Ionrock Dot Org

by Eric Larson

My Weblog

Mercurial Feeds

I started using Mercurial for projects and I am really excited about it. One feature that I think is rather addicting is the RSS feed for commits. This simply rocks! I find that my commit messages keep something of a log of the project. I place TODO items and questions I might have on my decisions and generally give an overview of what I worked on. It really feels like a blog.

I am sure there are some downsides to doing this. I suppose in a huge project if tons of contributors were double dipping by using a mercurial repository as a blog things could get sketchy. At this point though, it really make communication as to what is going on in a project much simpler and easy to manage.

The next step is to hack together an Atom feed instead of using RSS…
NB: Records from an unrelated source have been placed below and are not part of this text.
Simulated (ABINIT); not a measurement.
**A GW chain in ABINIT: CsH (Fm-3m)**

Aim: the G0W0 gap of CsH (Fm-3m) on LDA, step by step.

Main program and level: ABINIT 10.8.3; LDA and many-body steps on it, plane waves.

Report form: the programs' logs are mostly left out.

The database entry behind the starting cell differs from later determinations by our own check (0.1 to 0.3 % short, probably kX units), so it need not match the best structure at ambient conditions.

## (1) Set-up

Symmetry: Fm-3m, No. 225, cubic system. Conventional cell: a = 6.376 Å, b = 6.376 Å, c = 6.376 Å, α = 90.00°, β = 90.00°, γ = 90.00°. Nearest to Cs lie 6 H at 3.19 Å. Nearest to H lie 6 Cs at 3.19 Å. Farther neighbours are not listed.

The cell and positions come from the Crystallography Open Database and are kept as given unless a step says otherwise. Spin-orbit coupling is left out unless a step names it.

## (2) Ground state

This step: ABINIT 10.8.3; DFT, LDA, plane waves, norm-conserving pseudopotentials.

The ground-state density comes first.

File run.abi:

Posted Thu Aug 30 06:58:51 2007 by Eric Larson

Writing XML in Code

I have been working with Sylvain recently on Amplee and it has been interesting to see how each of us use Amara. I have always tried to use it like an object as much as possible. What you end up seeing is things like this:

if hasattr(doc.entry, 'title'):
    title = str(doc.entry.title)

Amplee takes a slightly different approach that doesn’t feel as obvious, but is a little safer. I actually like this approach because it feels closer to using a Python dictionary rather than an object.

title = doc.entry.xml_child_elements.get('title')


This is one line, safer for when you don’t actually have the element and doesn’t use the ugly hasattr function. Chalk one up for Sylvain!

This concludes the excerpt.